The New Zealand  Dollar has been moving higher recently in line with the more bullish outlook from the RBNZ in October. In that meeting, the NZD had not been very responsive to its underlying fundamentals. However, the NZD has been moving as you would expect after the last RBNZ meeting as the NZD rose on a more hawkish outlook from Governor Orr and his team.
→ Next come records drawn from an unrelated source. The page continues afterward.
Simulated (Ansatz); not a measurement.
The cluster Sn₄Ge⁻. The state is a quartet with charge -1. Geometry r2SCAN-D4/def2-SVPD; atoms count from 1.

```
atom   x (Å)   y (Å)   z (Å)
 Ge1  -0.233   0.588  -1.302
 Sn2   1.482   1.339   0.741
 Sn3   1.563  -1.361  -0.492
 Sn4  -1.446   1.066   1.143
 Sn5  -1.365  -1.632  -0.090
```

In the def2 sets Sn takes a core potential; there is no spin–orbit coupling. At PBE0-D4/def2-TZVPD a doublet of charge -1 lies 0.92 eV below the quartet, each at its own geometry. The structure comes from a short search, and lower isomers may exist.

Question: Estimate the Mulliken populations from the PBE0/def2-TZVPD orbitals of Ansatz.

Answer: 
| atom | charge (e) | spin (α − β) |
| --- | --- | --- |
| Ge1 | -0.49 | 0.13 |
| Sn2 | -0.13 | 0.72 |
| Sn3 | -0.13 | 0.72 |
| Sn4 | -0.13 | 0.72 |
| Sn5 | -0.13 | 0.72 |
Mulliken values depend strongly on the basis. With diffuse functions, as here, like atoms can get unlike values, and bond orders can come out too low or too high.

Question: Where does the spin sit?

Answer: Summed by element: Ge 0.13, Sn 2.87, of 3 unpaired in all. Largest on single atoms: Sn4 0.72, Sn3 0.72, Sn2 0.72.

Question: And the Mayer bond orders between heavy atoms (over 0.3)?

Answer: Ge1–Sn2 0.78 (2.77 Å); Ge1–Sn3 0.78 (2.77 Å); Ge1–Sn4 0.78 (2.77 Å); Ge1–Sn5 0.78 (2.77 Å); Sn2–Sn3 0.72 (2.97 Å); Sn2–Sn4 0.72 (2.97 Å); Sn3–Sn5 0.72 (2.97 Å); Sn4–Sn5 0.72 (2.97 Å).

Governor Orr’s re-appointed for another 5 years

On November 7th, Governor Orr was appointed for another 5 years, and only recently Governor Orr noted that he has a laser focus on returning inflation to the 1-3% target. In early November unemployment for New Zealand remained at 3.3%, but employment for the quarter rose to 1.3% q/q. This strength in the New Zealand market has increased expectations of a wage-price spiral and should keep the RBNZ on its aggressive rate-hiking cycle. It added to the expectations that were already in place after the headline inflation rate hit 7.2% y/y on Monday 17th October and 2.2% q/q.

November 23 meeting

Short Term Interest Rate markets are currently seeing a 69% chance of a 75 bps rate hike and a terminal rate of just under 5.44%. See below for Financial Source’s implied interest rate curve for the RBNZ.

The takeaway

The NZD is trading where it should be, which is in line with higher interest rate expectations after firmer inflation and good jobs data. From a monetary policy perspective, the RBNZ meets on November 23rd and if it hikes by only 50bps then it would be reasonable to expect some possible short-term NZD downside expressed through an AUDNZD upside bias.